Friday, July 11, 2014

Sugarless in Brooklyn: Artist Kara Walker's Farewell to the Domino Sugar Factory

A few weeks ago I had the privilege of a private tour of Kara Walker's Subtlety exhibit at the soon to be knocked down Domino Sugar Factory in Brooklyn. 

The exhibit ended this past weekend. The building will be replaced with a waterfront park.
I will especially miss the nostalgic view of the factory when crossing the Williamsburg bridge.

Since it's premiere in May over 130,000 people have viewed these sculptures, three of which were Beyonce, Jay-Z and little Blue Ivy. Domino donated 80 tons of sugar. About half was used for the creation of these glorious sculptures fashioned as a tribute to generations of sugar workers.

Produced by Creative Time, the same organization that commissioned Tribute in Light, the twin beacons of light that illuminated lower Manhattan six months after 9/11, the exhibit was located in what used to be the raw sugar warehouse. 

Upon entering the building one is hit with the surprisingly strong, pleasant smell of molasses and caramel. The aroma permeates every corner of this enormous beautiful space. The now famous sugar coated Mammy Sphinx rests on one end. Once you see her, one realizes not even a space this size can contain her power.

Rich in symbolism, controversy and politics, over the last few months the Mammy sphinx has generated all sorts of debate both positive and negative and been called everything from "triumphant" to "Cleopatra as Worker" to "resembling a blaxploitation star". The fiercely talented Ms. Walker has certainly done her job provoking radically different responses is the result of great art.

The sphinx's left hand is formed into a figa which has many meanings, fertility and "F@#k You"  among them. The view of her back end reveals a voluptuous posterior cradling a pronounced vulva.

Scattered around the rest of the space and leading up to the Mammy Sphinx are sculptures of slave children. Some are made out of molasses coated resin and others are made totally of molasses.

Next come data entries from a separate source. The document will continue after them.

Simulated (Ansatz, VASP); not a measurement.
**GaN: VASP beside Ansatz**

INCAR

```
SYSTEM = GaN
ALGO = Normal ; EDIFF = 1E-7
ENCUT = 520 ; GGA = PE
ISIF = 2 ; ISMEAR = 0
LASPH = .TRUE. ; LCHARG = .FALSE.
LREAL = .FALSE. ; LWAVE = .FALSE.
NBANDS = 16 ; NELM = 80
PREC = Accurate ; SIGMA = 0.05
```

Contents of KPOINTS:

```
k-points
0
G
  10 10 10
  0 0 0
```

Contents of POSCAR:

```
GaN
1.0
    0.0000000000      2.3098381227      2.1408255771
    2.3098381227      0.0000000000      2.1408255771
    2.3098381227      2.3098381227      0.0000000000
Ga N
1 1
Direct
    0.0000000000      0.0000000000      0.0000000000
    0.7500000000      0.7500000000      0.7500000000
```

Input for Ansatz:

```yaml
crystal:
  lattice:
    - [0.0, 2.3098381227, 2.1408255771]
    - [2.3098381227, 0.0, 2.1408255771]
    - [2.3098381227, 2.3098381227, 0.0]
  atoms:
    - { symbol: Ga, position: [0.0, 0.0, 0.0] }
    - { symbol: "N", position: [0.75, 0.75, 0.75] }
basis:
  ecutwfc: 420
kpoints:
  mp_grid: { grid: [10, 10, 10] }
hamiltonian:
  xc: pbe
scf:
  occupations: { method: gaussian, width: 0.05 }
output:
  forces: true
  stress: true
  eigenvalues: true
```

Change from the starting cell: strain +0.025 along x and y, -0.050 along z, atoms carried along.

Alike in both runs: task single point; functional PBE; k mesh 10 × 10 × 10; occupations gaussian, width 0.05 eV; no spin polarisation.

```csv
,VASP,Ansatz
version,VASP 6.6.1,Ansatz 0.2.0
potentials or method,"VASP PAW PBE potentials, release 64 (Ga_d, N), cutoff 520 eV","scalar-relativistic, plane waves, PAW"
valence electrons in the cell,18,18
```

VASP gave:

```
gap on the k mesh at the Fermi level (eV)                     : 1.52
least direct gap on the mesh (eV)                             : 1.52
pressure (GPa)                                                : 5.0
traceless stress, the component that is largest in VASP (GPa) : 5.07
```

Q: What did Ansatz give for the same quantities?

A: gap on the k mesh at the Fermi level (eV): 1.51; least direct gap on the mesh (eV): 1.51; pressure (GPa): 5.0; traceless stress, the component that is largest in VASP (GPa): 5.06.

Many of these made from molasses boys have melted into the floor creating new, even more disturbing figures reminding one of the decimation of children exploited for labor.

It was an incredible and special experience to be alone in this place (there were just two of us covering the exhibit for Citizen Brooklyn) but I also would have liked to returned to see the sculptures among a crowd to eavesdrop on other people's reactions.

One part of the complex is slated to be renovated for housing and the rest will be bulldozed to make room for the waterfront park and "mixed use"  which most likely means Starbucks and other chain stores. Ugh.

It is beyond tragic they can't save this unique sweet smelling space, even to use for events and conferences. 

The warehouse is covered with rich textures on the walls and floors, some due to the sugar, some to the graceful aging of the building.

Molasses drips from the walls, puddling and staining the floors.

Columns as well, where sugar is piled around the edges.

According to Creative Time's curatorial statement, the factory was Built by the Havemeyer family in 1856, by 1870 it was refining more than half of the sugar in the United States, producing over 1,200 tons every day. Now it will be just a sweet memory. I'm still mad at myself I didn't take the once in a lifetime opportunity to lick a wall.